With a moratorium on public sector recruitment in place, academic positions are at a premium in Ireland, leading many PhD graduates to look across the Irish Sea to further their careers.

Highly educated workers are a great loss to the Irish economy, not least as the state invests significant sums in their postgraduate education, an investment that is unlikely to see any return for the foreseeable future.

McEneaney makes regular trips back to Dublin, and has noticed increasing numbers of Irish people commuting from Ireland to work in London during the week.

Aside from separation from family and travel expenses, such workers must deal with another, often hidden, cost: exchange rate fluctuations.

With most of her outgoings in euro and her wages in sterling, McEneaney knows better than most the vagaries of the currency markets. ‘‘I remember when sterling hit parity with the euro [in December 2008], I almost cried. It meant that I was making less than I would have been in an entry-level academic position in Ireland.”

Born in Canada to Irish parents and raised in Celbridge, McEneaney doesn’t consider herself particularly Irish, and seldom seeks out the company of compatriots in London, but she keeps up to date with Irish current affairs through Twitter and online news outlets.

Like many emigrants, the young lecturer is phlegmatic about her future in Britain. ‘‘I don’t see this as permanent. I still figure that I will move again, either back to Ireland, or someplace else,” she says.

The demise of the Celtic tiger has had an unexpected knock-on effect for many of those who emigrated during the boom years.

Having left in a time of prosperity, with the implicit assumption that they could return one day, the economic downturn has forced many to realise that going back is not an option, at least in the short term.

Increasingly, these emigrants are turning to places such as the London Irish Centre to express facets of their Irish identity that, until recently, were little-used or needed.

Gary Dunne has seen a surge in interest from Irish nationals with young families who have been in London for a number of years, but now want their children instructed in Irish dancing or language courses.
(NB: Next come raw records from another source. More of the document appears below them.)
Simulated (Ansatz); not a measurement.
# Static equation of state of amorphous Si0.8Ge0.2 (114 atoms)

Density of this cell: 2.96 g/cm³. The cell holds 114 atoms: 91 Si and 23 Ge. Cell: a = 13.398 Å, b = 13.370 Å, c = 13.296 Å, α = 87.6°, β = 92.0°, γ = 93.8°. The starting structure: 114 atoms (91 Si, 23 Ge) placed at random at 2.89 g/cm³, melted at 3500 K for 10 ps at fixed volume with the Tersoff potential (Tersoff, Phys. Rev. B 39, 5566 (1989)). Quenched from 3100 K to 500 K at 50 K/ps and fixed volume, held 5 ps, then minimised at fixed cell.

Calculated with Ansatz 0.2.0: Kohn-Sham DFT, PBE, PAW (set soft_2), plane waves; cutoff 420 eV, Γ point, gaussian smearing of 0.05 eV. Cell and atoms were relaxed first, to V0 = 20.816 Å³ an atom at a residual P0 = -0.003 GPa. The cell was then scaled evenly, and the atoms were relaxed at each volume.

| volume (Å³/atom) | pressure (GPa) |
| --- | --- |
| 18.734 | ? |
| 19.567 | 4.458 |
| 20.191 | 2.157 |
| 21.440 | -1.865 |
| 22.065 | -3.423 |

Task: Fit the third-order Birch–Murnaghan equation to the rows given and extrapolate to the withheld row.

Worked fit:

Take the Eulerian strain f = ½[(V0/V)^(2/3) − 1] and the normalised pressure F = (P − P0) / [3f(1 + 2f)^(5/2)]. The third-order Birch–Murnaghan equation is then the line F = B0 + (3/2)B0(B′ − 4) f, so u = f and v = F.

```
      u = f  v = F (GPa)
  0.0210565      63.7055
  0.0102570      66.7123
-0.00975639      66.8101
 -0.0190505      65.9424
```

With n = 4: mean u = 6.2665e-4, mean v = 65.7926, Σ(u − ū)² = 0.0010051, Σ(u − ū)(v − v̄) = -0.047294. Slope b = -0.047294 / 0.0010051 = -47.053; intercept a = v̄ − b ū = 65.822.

‘‘I think we are going to see an explosion in this kind of thing in the coming years.

People who came here thinking they’d stay for a year or two are now realising that they are not going back, and are trying to define themselves as being Irish in Britain,” he says.

Marc Scully, a social psychologist at the Open University who has written about Irish identities in England, believes we could be witnessing a nascent ‘‘third great wave’’ of Irish emigration to Britain. ‘‘We are starting to get back to the paradigm of collective emigration, which we haven’t seen since the 1980s,” he says.

But he cautions against making early presumptions about the shape of current Irish emigration to Britain.

‘‘It’s a fallacy to assume that every migration will follow the pattern of the previous one.

The 1950s generation built Irish associations and clubs, but those that came in the 1980s formed networks that didn’t have the same interest in occupying a physical space – they connected in bars and on the phone,” he says. ‘‘Now, migration patterns are more fluid, people are migrating in cohorts and with very different skills. It’s hard to predict in what way they will organise themselves.”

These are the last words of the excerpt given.